Giter Site home page Giter Site logo

vector-search's Introduction

Vespa Cloud logo

Managed Vector Search using Vespa Cloud

There is a growing interest in AI-powered vector representations of unstructured multimodal data and searching efficiently over these representations. This repository describes how your organization can unlock the full potential of multimodal AI-powered vector representations using Vespa Cloud -- the industry-leading managed Vector Search Service.

Create your tenant in the Vespa Cloud

If you don't already have a Vespa Cloud tenant, create one at console.vespa-cloud.com. Onboarding the Vespa Cloud requires a Google or GitHub account. Onboarding Vespa Cloud will start your free trial period, no credit card required.

Clone this repo

git clone --depth 1 https://github.com/vespa-cloud/vector-search.git && cd vector-search

Install Vespa-CLI

Install the Vespa-CLI which is the official command-line client for interacting with Vespa. Vespa-CLI works with both Vespa Cloud and self-serve on-premise Vespa deployments.

brew install vespa-cli 

You can also download Vespa CLI binaries for Windows, Linux and macOS.

Configure Vespa-CLI

Replace <tenant-name> with your Vespa Cloud tenant name. In this case, the application name used is vector-search and instance is default:

vespa config set target cloud && \
 vespa config set --local application <tenant-name>.vector-search.default

Security

Authorize access to the Vespa Cloud control plane:

vespa auth login

Create a self-signed certificate for data plane (read and write) endpoint access:

vespa auth cert

Read more about how Vespa Cloud keeps your data safe and private at rest and in transit in the Vespa Cloud Security Guide.

Configure Vector Schema

Now the app is ready to be deployed. The vector schema is configured with 768 dimensions using float precision.

The vector schema could be changed before deploying to match your vector data:

  • Change vector dimensionality (Default 768)
  • Change vector precision type (Default float) - Choose between int8, bfloat16 or float.
  • Change distance-metric (Default angular useful for models trained with cosine similarity) - Also supported euclidean, innerproduct and hamming.

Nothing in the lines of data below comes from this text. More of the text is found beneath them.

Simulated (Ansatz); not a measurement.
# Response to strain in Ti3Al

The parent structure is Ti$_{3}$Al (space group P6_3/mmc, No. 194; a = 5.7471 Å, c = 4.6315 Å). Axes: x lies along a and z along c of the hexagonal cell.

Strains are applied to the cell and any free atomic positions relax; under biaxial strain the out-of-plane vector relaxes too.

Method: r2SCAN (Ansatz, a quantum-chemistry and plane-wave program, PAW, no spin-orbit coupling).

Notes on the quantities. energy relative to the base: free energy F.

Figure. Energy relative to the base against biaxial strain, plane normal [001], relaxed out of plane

Note that this sample application ships with CI/CD tests for production deployment that uses 768 dimensions. Changing the schema requires changes of the CI/CD tests.

Deploy to dev environment

Vespa Cloud supports multiple different environments. The following guides you through:

  • Deploying to dev for developing and testing of your vector search use case
  • Deploying to perf for performance validation and benchmarking
  • Deploying to prod for high availability production serving

Vespa Cloud dev zone is where development happens, resources are downscaled to nodes with 2 v-cpu, 8GB of RAM and 50 GB of disk. A single content node dev deployment can index about 1M 768 dimensional vectors.

Deploy app to dev:

vespa deploy  

The very first deployment to dev environment takes about 12 minutes for provisioning resources and configuring certificates. Later deployments takes less than a minute.

Deploy to perf environment

The perf zone is used for benchmarking and performance testing. It uses the same resource specification as in production, except for redundancy.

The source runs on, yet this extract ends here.